37      In that regard the applicant observes that on 26 June 1999, that is to say one year before lodgement of the abovementioned application, OHIM had not yet ruled on the opposition and that it was only the decision of the competent division which closed the opposition proceedings. It alleges that until that decision periods of time elapsed during which it might have been able to accomplish procedural acts, such as an application for suspension of the opposition proceedings, withdrawal of the application for registration or limitation of the products and services claimed, or settlement with the opponent. Under those circumstances, restitutio in integrum ought, in the applicant’s view, to be granted to it, in view of the fact that it also lost the possibility of exercising its right of action against the decision of the Opposition Division.

38      The applicant claims, thirdly, that OHIM did not prove that the four documents at issue were in fact notified to its representative, since the production of two transmission reports is in that regard insufficient, as the transmission of the faxes may have been defective. It states that transmission reports in general, and those of OHIM in particular, are in no way appropriate as proof of notification. In such a context, the restrictive interpretation of Article 78 of Regulation No 40/94 adopted by the Board of Appeal means that there would be no possibility of restitutio in integrum in so far as where a document is not notified restitutio in integrum is never possible because no period of time can begin to run where there has been no notification.

39      Finally, the applicant observes that, in its decision of 25 October 2000, the Opposition Division did not determine the question of restitutio in integrum in regard to the expired period for bringing an appeal and states that it wrote to OHIM on 22 November 2000 in order to obtain a ruling on that part of the application.

40      OHIM states that the Board of Appeal was right to reject the application for restitutio in integrum under the third sentence of Article 78(2) of Regulation No 40/94 in so far as that application was filed more than one year after the expiry of the unobserved time-limit, namely on 6 February 1999.

 Case T-128/03

41      The applicant relies essentially on three pleas in support of its application for annulment.

42      First of all, it criticises the Board of Appeal for having altered substantially both the grounds and operative part of its initial decision of 13 February 2003 contrary to Rule 53 of Regulation No 2868/95 which only allows corrections of manifest errors. That alteration must be regarded as null and void in law.

43      Secondly, it claims that OHIM did not correctly notify its communications and decisions.
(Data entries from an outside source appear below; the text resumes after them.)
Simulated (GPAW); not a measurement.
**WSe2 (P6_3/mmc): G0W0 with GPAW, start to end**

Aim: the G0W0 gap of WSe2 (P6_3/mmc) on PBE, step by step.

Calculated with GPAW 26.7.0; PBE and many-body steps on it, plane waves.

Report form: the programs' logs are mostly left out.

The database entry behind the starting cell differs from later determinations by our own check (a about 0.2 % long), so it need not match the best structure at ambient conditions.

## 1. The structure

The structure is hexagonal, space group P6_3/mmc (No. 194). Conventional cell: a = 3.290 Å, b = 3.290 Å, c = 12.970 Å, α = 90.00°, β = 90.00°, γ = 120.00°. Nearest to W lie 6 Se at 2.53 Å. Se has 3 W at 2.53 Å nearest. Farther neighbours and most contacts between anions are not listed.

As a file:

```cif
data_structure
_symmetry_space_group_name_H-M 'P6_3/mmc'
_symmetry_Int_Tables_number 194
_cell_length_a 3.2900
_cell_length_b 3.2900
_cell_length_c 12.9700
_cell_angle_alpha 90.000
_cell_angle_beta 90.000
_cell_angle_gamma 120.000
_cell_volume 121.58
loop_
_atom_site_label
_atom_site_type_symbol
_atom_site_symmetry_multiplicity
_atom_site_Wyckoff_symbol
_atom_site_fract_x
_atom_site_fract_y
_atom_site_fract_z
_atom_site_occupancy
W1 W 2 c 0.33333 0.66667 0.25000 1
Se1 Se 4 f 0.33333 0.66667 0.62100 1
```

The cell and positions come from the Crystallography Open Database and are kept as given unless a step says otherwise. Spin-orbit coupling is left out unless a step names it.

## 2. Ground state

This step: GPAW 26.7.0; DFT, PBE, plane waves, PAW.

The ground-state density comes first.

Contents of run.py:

44      At the hearing the applicant stated that OHIM did not enjoy full freedom of choice in regard to the methods of notification set out in Rule 61(2) of Regulation No 2868/95 and that in the present case it ought to have complied with Rule 62(1) of that regulation, which provides for notification by post.

45      It points out that, by way of proof of notification of the four documents mentioned at paragraph 33 above, which the applicant says it never received, OHIM merely produced reports of fax transmission which can in no event prove notification in proper and regular form. Those are merely indications of a notification.

46      Moreover, one of those reports, namely that relating to the communication of 6 November 1998 on the opposition to the Community trade mark application, is manifestly incorrect inasmuch as the telephone dialling code for Austria does not appear on it. The statement ‘OK’ appearing on that report demonstrates that it is possible for there to be a confirmation that a fax has been correctly sent even where there is an error in the fax transmission. The applicant observes that, in its decision of 13 February 2003, the Board of Appeal does not refer to the report at issue and examines only the confirmatory report concerning transmission of the decision of the Opposition Division of 22 September 1999.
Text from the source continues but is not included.